By Mathew Wace Peck     Jul 14, 2012 in World
The gay Humanist charity, the Pink Triangle Trust (PTT), Britain’s sole independent gay humanist organisation, has added its voice to the growing concerns of the scale of homophobic bullying towards gay students in British schools.
The statement, issued by George Broadhead, the charity’s secretary, follows a new report from Stonewall on the issue, and is a follow-up to one the organisation published in 2007.
This time, while acknowledging some improvement in the level of homophobic bullying in schools, The School Report points out that it is still widespread and that the situation continues to be greater in schools administered by religious organisations than those that are not.
Only half of lesbian, gay and bisexual (LGB) pupils report that their schools say homophobic bullying is wrong. This drops to 37 per cent in faith schools.
One in four (26 per cent) of LGB pupils report that teachers who hear homophobic language never challenge it. In faith schools, this jumps to more than one in three (36 per cent).
Faith schools are still less likely than schools in general to take steps to prevent and respond to homophobic bullying.
Religious homophobia
Of the report’s findings, Broadhead said, “This is a deplorable situation and the fact that the problem is greater in religious schools is not at all surprising. Hardly a day goes by without some report in the media about religious hostility to LGBT relationships and rights.
Broadhead then referred specifically to the figures relating to the UK’s religiously run schools. “Some of [the hostility], like that from the Scottish Cardinal Keith O’Brien, is sustained and downright vicious. All this is bound to have a bad influence on both teachers and pupils in the ever increasing number of religious schools, ” he said.

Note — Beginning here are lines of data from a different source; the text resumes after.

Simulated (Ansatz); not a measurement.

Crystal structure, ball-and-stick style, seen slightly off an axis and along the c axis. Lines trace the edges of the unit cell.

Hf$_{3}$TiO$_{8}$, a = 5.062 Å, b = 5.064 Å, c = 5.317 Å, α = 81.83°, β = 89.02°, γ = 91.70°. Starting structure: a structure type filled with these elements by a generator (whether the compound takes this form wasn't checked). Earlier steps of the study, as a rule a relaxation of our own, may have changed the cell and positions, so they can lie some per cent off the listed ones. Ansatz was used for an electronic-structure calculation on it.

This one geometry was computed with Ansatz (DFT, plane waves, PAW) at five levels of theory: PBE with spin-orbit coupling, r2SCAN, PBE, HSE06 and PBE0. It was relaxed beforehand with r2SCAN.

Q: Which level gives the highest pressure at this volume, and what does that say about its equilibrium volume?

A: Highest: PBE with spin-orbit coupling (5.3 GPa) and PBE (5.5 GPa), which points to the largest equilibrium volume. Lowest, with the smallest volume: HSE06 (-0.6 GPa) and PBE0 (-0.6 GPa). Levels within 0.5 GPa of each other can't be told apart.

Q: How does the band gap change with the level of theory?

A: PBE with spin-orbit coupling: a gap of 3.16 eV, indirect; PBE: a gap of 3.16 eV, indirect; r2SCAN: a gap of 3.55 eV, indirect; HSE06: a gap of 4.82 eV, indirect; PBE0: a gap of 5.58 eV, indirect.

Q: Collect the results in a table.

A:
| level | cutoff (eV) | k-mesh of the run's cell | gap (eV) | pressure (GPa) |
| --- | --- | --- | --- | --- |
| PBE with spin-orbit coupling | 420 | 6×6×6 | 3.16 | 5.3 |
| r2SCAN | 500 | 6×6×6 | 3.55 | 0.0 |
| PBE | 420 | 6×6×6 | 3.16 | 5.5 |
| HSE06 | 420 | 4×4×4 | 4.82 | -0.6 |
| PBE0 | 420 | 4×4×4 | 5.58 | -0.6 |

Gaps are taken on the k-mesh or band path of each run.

The PTT – a long-time opponent of Cardinal O’Brien – criticised the leader of the Catholic Church in Scotland earlier this year following his calls for same-sex couples to continue to receive unequal treatment under UK law as far as the right to get married is concerned.
Stonewall’s School Report 2012 also points out, “While no gay young people said they experience ‘bullying’ by teachers, 17 per cent say that teachers and other school staff make homophobic comments.”
Again, this statistic increases to 22 per cent for pupils in faith-based schools.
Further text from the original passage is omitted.